Patagonia: Terra del Fuego & Ushuaia

To actually get to Antarctica, I had to fly south from Buenos Aires to the small port of Ushuaia, affectionately called the Southernmost city (not town, which is in Chile) in the world. Not so proudly, it was also once the city of condemnation for criminals, where all of Argentina’s worst criminals were sent to be isolated in the cold, lonely island province of Terra del Fuego. It was called ‘Land of Fire’ because the first european explorers to discover it sailed along its shores noticing many fires and smoke rising from the land since the indigenous population there used fire often in their day-to-day lives. More than using fire for heat, they used it to cook, since they were actually an evolved type of man that barely felt cold – despite the cold temperatures and snow, they lived in small, uninsulated huts made of wood, wore no clothes, and ate over 10,000 calories a day that they easily burned up without being overweight at all.

Ushuaia, also nicknamed the End of the World, is the only city in Argentina that is actually on the west side of the Andes, forcing people to cross the massive mountain range and all its glaciers to get to mainland Argentina. Since the province is also technically an island, they have to cross into Chile before being able to sail across to mainland Argentina. Their tourist season runs all year round and is the main industry there, since they have the ski mountains to appeal during the winter months, and the 40,000+ cruise passengers visiting in the summer months to board their ships that sail to Antarctica. It still has a small-city feel, with unpaved roads, and the little bit of ‘rough-around-the-edges’ underdevelopment that still exists probably disappears under a blanket of snow every winter.
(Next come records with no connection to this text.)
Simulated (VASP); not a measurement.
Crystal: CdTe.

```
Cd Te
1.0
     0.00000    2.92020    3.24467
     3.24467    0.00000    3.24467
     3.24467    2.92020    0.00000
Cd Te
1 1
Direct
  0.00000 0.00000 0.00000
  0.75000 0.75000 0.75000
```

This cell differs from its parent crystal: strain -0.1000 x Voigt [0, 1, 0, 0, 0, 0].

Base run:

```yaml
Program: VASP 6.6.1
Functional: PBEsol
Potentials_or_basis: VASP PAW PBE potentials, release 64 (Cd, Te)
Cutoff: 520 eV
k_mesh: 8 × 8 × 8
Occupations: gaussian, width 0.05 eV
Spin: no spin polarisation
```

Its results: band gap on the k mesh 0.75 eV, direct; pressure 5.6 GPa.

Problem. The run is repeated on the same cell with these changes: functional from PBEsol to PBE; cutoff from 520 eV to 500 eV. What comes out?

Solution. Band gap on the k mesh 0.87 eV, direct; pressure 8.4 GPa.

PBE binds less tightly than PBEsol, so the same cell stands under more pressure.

the andesTerra del Fuego National Park was one of the most beautiful parks I have ever seen, lush in mosses, vibrant flours, big forests, with colours of green, blue and brown dramatically lit by the long sun-hours. There is only about 1/3 of the park that you can access by car/bike, and the rest you could get lost in hiking around for weeks. The andes, glaciers, and not far-off Chile creates a spectacular backdrop, and without any fences or farms, horses seem to roam freely in open fields, bunnies hop around grazing, and breeding ducks and big hawks litter the ponds and air everywhere. If i could do it again, I would have given myself a lot more time, supplies and film to have spent weeks there, roaming the coast, fields and mountainsides for days on end trying to capture the natural beauty I find myself having a hard time trying to explain now.